A participatory approach to the design of assistive technologies enriches lives worldwide
The market for assistive technology (AT) is fragmented, with each niche generally supplied by small specialist businesses which have limited access to R&D investment.
We developed the Loughborough User Centred Assistive Technology (LUCAT) design process to support these organisations – facilitating the timely and cost-effective development of products that disabled people want and need.
A key element of LUCAT’s success is the involvement of end-users and stakeholders in the process, and it has greatly enhanced design across the domestic goods manufacturing and construction industries.
Identifying need – providing solutions
- The Usability-NET website provides free access to LUCAT – it has been used by over 1,500 students as part of their studies since its launch in 1996 and has been regularly upgraded.

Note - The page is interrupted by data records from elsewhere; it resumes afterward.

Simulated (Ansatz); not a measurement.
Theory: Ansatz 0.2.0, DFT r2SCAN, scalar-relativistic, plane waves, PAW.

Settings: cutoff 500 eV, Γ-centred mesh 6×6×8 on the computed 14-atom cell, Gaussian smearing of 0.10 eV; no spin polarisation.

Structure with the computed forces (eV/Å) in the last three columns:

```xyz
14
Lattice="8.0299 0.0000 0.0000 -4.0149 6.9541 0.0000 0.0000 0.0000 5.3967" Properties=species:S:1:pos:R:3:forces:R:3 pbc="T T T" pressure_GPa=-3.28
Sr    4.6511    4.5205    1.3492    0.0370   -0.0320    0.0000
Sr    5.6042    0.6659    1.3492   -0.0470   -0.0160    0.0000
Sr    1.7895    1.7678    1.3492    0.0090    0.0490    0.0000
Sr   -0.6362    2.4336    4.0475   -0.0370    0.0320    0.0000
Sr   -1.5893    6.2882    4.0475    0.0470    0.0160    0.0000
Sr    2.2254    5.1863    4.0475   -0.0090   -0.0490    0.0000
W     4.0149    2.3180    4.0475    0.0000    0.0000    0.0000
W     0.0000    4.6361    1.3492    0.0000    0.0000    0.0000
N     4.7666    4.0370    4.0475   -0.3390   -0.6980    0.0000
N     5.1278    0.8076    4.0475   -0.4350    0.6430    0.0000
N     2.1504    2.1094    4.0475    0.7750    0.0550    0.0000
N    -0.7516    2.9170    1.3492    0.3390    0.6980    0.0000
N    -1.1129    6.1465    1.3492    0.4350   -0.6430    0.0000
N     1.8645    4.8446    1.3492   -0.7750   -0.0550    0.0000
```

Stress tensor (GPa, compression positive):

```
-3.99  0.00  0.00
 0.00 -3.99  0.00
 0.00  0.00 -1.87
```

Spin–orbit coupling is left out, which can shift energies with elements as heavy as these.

- More than 500 national and international designers are trained in the LUCAT process.
- Many companies worldwide – including Philips and Nottingham Rehab Supplies – use LUCAT.
- LUCAT has supported collaborative projects with a range of organisations – including Boots and DS Smith.
Leading products designed by LUCAT
- Four popular products have been designed the LUCAT way in recent years.
- Kura Care – designed in just three months on a small budget – is NRS Healthcare’s best-selling cutlery product, with sales expanding year on year.
- With an R&D budget of £4,500, the Visual Impaired (VI) Boccia grid was developed in three-months – more than 100 have been sold worldwide since 2016.
- The VI Running Line has been demonstrated at nearly 300 events across the UK and used by over 1,600 Blind and visually impaired children and adults - most of whom would have never experienced running independently.
LUCAT is a novel design method combining participatory research and heuristics that draws on social psychology and systems engineering to create an optimised process structure.
It is a streamlined collection of design, engineering, ergonomics and human factors theory as well as best practice that enables time-compressed market R&D decision-making. Supported by the Usability-NET website, it is a unique bottom-up approach that puts the end user at the heart of the design process.
The creation of the approach began in 1996, and drew on the conventions of design innovation, the fast and iterative cycle of participatory design and best practice from small batch production design engineering, with significant development since 2016.
Several novel heuristics – including ‘social camouflage’, the ‘blacksmith’s approach’, ‘technology footprint’ and ‘cultural blindness’ – were added to the mix.